WASHINGTON -- Democrats' strategy for keeping control of the Senate next year includes running on the message of Occupy Wall Street, minus the drums and hemp necklaces.
Even in conservative states like Nebraska and Montana, candidates will be talking about income inequality and corporate excess, said Democratic Senatorial Campaign Committee director Guy Cecil on Thursday.
"Whether they go to an Occupy Wall Street [protest], that'll be up to them," Cecil said at a breakfast hosted by the nonpartisan think tank Third Way. "But I think the message of income disparity, of how do we make sure that working-class families and middle-class families have a chance, how do we make sure their kids get to college, is going to resonate in almost every state."
Similar language is sounding all around the political realm, with Democratic Senate leaders such as Majority Leader Harry Reid (D-Nev.) adding a heavy dose of income equality rhetoric to the current debate on jobs.

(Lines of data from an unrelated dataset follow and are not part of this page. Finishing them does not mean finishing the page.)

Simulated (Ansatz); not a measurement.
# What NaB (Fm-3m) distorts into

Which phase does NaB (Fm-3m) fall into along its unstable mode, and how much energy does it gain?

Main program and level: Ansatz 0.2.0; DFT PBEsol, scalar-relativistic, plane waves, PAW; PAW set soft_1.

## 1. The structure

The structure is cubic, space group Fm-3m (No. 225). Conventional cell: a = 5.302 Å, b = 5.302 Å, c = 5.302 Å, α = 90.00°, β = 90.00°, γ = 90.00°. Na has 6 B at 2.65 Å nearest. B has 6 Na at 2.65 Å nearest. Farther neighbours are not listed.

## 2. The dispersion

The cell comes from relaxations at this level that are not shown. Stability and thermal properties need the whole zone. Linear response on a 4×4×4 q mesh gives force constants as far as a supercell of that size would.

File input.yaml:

But Cecil's admission is the first that the issues animating many of the campers in Manhattan's Zuccotti Park, Washington's Freedom Plaza and other Occupy sites will be key points on the campaign trail.
"I think that the Occupy Wall Street movement is popular because there is a general frustration at the growing income disparity in our country," Cecil said. "Even before we were in this recession, when the economy was growing, middle-class income was shrinking, the cost of health care was going up, the cost of a college education was going up. So this frustration exists far beyond just the folks that come out into Freedom Plaza."
He continued, "I do think our candidates will talk about income disparity, talk about the level playing field. They will talk about the issues around corporate tax deductions and whether or not we should eliminate those as a way to pay down the debt and make sure we can afford unemployment benefits.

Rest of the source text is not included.